A University of Western Ontario student is taking the post-secondary school to court after being interrogated for daring to question the school’s adherence to DEI ideology.
Margaret Munn is a 63-year-old educator from Scotland who spent approximately 30 years teaching English in Japan and four years teaching adult learners in the Thames Valley District School Board.
She returned to her alma mater, Western University in London, Ont., to access better job opportunities, but on her return, she encountered the school’s newfound commitment to “decolonization” and other woke principles.
Believing freedom of expression was still permitted at the school, she challenged her instructors’ dogmatic beliefs, including in an “Indigenous Education: Towards a Decolonizing Pedagogy” class.

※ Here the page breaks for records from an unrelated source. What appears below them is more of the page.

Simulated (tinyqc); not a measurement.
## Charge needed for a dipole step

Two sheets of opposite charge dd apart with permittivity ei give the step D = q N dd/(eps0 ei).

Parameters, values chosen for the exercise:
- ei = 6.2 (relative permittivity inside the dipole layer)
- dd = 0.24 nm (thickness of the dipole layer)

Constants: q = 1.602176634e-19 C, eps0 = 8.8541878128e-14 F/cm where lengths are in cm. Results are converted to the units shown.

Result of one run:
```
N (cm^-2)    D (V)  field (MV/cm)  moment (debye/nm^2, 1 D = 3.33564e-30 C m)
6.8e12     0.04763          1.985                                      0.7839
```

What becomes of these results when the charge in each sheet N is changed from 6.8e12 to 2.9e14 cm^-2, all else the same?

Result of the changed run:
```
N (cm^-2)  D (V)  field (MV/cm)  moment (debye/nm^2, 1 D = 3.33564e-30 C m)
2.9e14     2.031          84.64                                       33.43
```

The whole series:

Munn asked what the definition of “decolonization” was and questioned some of the “highly politicized” claims made in the class, such as how the concept could be practically employed in a high school chemistry lab or mathematics exam. The professor allegedly told her that the definition would “reveal itself” gradually over the semester, but only for students engaged in “self-reflection informed by anti-colonial precepts.”
Her pushback led to continuous back-and-forth emails with educators, several disciplinary interrogations with the associate dean and educators, a constant threat that she could be expelled, and barriers to completing the program’s required field placement classes.
Munn’s lawsuit details a series of administrative barriers and harassment she faced for expressing opinions in the classroom, such as that education should remain apolitical, criticism of preventing “cultural appropriation” via Halloween costumes and referring to a male student with large prosthetic breasts by the “wrong pronoun.”
The stress caused by the continuous gauntlet of administrative hurdles led Munn to obtain multiple doctor’s notes for assignment extensions. Yet, she was still made to undergo alleged “struggle sessions” and meetings with program administrators.
Despite this, she graduated from the program. Munn alleges that she was defamed and had to endure stress during the time she spent navigating the disciplinary actions.
Represented by the Free Speech Union of Canada, Munn seeks at least $1.1 million in damages from the University of Western Ontario through the Ontario Superior Court of Justice.
The statement of claim alleges Munn endured mental suffering, emotional distress, harassment, defamation, discrimination and her alleged mistreatment was a breach of the “duty of good faith” contractual obligations of the school and its freedom of expression policy. It also claims the school abused its power and its administration acted in bad faith.
Munn is also asking the courts to determine further punitive measures against the school, which, by its EDI policies, she alleges, makes it culpable for promoting the behaviour of its educators and administrators to discourage the ideological discrimination of future students.
“Academic freedom and freedom of expression on campus are foundational to post-
secondary institutions, if their purpose is to foster human flourishing, critical thinking, the
search for truth and scientific understanding, and the production of tomorrow’s thoughtful
leaders,” Lisa Bildy, Munn’s legal representative, said. “They cannot become echo-chambers enforcing dogmatic worldviews on students, on the pain of the threat of expulsion and still advance their former Ideals.”
While other students focused on their field placements and studies, Munn worked overtime to adhere to allegedly ever-changing penalties and criteria to avoid expulsion. She was allegedly instructed not to challenge Indigenous faculty members and that she was bound to accept their teachings due to their “lived experience,” which she lacks.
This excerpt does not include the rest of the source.